Builder confidence in the market for newly-built single-family
homes hit a significant milestone in June, surging eight points to a reading of
52 on the National Association of Home Builders/Wells Fargo Housing Market Index
(HMI) released today. Any reading over 50 indicates that more builders view
sales conditions as good than poor.
“This is the first time the HMI has
been above 50 since April 2006, and surpassing this important benchmark reflects
the fact that builders are seeing better market conditions as demand for new
homes increases,” says NAHB Chairman Rick Judson, a home builder and developer
from Charlotte, N.C. “With the low inventory of existing homes, an increasing
number of buyers are gravitating toward new homes.”
The eight-point jump
in the index was the biggest one-month gain since August and September of 2002,
when the HMI recorded a similar increase of eight points.
“Builders are
experiencing some relief in the headwinds that are holding back a more robust
recovery,” said NAHB Chief Economist David Crowe. “Today’s report is consistent
with our forecast for a 29 percent increase in total housing starts this year,
which would mark the first time since 2007 that starts have topped the 1 million
mark.”
Derived from a monthly survey that NAHB has been conducting for 25
years, the NAHB/Wells Fargo Housing Market Index gauges builder perceptions of
current single-family home sales and sales expectations for the next six months
as “good,” “fair” or “poor.” The survey also asks builders to rate traffic of
prospective buyers as “high to very high,” “average” or “low to very low.”

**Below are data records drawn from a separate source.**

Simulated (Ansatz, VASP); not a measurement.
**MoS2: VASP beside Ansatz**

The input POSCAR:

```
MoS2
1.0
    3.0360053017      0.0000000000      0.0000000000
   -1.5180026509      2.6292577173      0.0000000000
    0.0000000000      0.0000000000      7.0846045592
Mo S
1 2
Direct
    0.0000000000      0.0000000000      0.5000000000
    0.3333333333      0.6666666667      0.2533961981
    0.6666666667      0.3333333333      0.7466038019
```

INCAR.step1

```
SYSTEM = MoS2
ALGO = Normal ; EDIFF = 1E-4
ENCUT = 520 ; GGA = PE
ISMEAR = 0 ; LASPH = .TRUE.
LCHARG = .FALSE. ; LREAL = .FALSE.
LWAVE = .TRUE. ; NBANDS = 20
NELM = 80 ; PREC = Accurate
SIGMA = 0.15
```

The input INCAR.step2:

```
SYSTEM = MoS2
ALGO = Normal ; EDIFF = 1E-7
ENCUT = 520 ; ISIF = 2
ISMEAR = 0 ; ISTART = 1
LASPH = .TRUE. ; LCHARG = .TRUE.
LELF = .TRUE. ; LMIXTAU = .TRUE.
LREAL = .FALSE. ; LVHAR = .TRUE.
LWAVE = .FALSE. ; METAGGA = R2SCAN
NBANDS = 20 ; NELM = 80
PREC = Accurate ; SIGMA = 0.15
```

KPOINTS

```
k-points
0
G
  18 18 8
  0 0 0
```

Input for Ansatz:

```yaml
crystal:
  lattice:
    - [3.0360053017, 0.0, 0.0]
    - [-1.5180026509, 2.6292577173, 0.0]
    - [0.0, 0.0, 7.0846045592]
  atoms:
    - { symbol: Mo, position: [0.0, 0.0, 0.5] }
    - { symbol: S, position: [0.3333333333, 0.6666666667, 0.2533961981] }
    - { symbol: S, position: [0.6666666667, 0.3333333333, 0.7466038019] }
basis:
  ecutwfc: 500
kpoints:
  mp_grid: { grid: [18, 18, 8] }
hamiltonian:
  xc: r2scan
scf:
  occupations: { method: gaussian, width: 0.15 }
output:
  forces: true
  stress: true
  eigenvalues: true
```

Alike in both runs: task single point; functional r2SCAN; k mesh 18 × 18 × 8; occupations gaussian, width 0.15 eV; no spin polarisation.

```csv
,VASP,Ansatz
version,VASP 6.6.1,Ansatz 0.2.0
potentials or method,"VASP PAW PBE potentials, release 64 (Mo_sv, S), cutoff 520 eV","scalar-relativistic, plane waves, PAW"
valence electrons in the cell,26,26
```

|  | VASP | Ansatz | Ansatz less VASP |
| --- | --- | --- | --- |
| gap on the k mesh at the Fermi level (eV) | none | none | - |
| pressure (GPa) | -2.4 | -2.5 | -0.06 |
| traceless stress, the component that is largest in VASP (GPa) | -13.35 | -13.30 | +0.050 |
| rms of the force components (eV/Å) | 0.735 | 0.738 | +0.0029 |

Scores from each component are then used to calculate a seasonally adjusted
index where any number over 50 indicates that more builders view conditions as
good than poor.
All three HMI components posted gains in June. The index
gauging current sales conditions increased eight points to 56, while the index
measuring expectations for future sales rose nine points to 61 – its highest
level since March 2006. The index gauging traffic of prospective buyers rose
seven points to 40.
The HMI three-month moving average was up in three of
the four regions, with the Northeast and Midwest posting a one-point and
three-point gain to 37 and 47, respectively. The South registered a four point
gain to 46 while the West fell one point to 48.